Do you have room to get a small bearing puller on it ?? Oreilly and Autozone have loaner tools if you don't have one.


----------



## lefty (Feb 1, 2014)

I'm in MA. I do have bearing pullers but the back side of the bearing sits flush against the housing so I can't get a bite on it with a puller.

Pic below


----------



## Kiss4aFrog (Nov 3, 2013)

That's just ugly. :facepalm_zpsdj194qh Other than jamming a couple of screwdrivers behind the bearing against the body to take up the slack and rapping on the shaft at some point you might have to cook the bearing.
Hopefully someone comes along with a better idea but at some point that $15 bearing just isn't worth all the effort.


----------



## lefty (Feb 1, 2014)

Right. I saw a price of just under $13 with $7 shipping. Made me want to grab my dremel and cut it right off. But I want to make sure I've exhausted my options.


----------



## lefty (Feb 1, 2014)

Kiss4aFrog said:


> Other than jamming a couple of screwdrivers behind the bearing against the body to take up the slack and rapping on the shaft at some point you might have to cook the bearing.


Actually, you just made a good point. There's no slack behind it but I bet that thin sheet metal is giving and screwing up my force differential.


----------



## Jatoxico (Jan 6, 2018)

Socket right sized to hit inner bearing race but not the shaft, then punch the shaft itself to start working it back and forth? Brush any rust out too as you go.


----------



## vinnycom (Nov 6, 2017)

use heat if you can


----------



## lefty (Feb 1, 2014)

Good news

I saw that the shaft was only $20. So I shed my fear, closed my eyes (which I know wasn't very bright), and gave it 2 good wacks with the drift and a small sledge...bingo.

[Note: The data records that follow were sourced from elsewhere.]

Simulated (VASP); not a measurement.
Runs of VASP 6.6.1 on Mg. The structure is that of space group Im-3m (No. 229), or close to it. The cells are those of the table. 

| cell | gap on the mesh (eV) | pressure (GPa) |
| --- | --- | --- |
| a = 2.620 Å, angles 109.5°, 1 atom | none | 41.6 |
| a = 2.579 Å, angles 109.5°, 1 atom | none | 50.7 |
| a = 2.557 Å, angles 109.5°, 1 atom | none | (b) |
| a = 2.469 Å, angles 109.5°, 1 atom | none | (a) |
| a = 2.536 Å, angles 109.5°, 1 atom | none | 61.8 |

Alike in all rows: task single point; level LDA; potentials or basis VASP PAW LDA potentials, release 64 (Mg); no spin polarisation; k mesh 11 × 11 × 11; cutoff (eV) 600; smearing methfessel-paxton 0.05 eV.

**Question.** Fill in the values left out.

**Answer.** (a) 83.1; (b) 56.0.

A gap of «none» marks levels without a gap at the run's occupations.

The problem was simply and inadequately sized set of walnuts.

Thanks to everyone for helping to guide me down the path.


----------



## Kiss4aFrog (Nov 3, 2013)

:icon-dancingparty: Life is good !!


----------



## vinnycom (Nov 6, 2017)

never give up, never surrender


----------



## lefty (Feb 1, 2014)

Kiss4aFrog said:


> :icon-dancingparty: Life is good !!


Indeed.

This a wild one. I obviously tipped this machine up in order to get the belly pan off and work on the drive system. During my escapade, I found a 3/4 inch hex bolt on my garage floor. I was puzzled but since I kept good track of the parts, I figured it was just one of those pieces of hardware you find on your garage floor once in a while.

After finishing the friction disc job I decided to check the belts and noticed the auger pulley sliding freely up and down the impeller shaft. Guess what's missing from the end of the impeller shaft?


----------



## Kiss4aFrog (Nov 3, 2013)

lefty said:


> After finishing the friction disc job I decided to check the belts and noticed the auger pulley sliding freely up and down the impeller shaft. Guess what's missing from the end of the impeller shaft?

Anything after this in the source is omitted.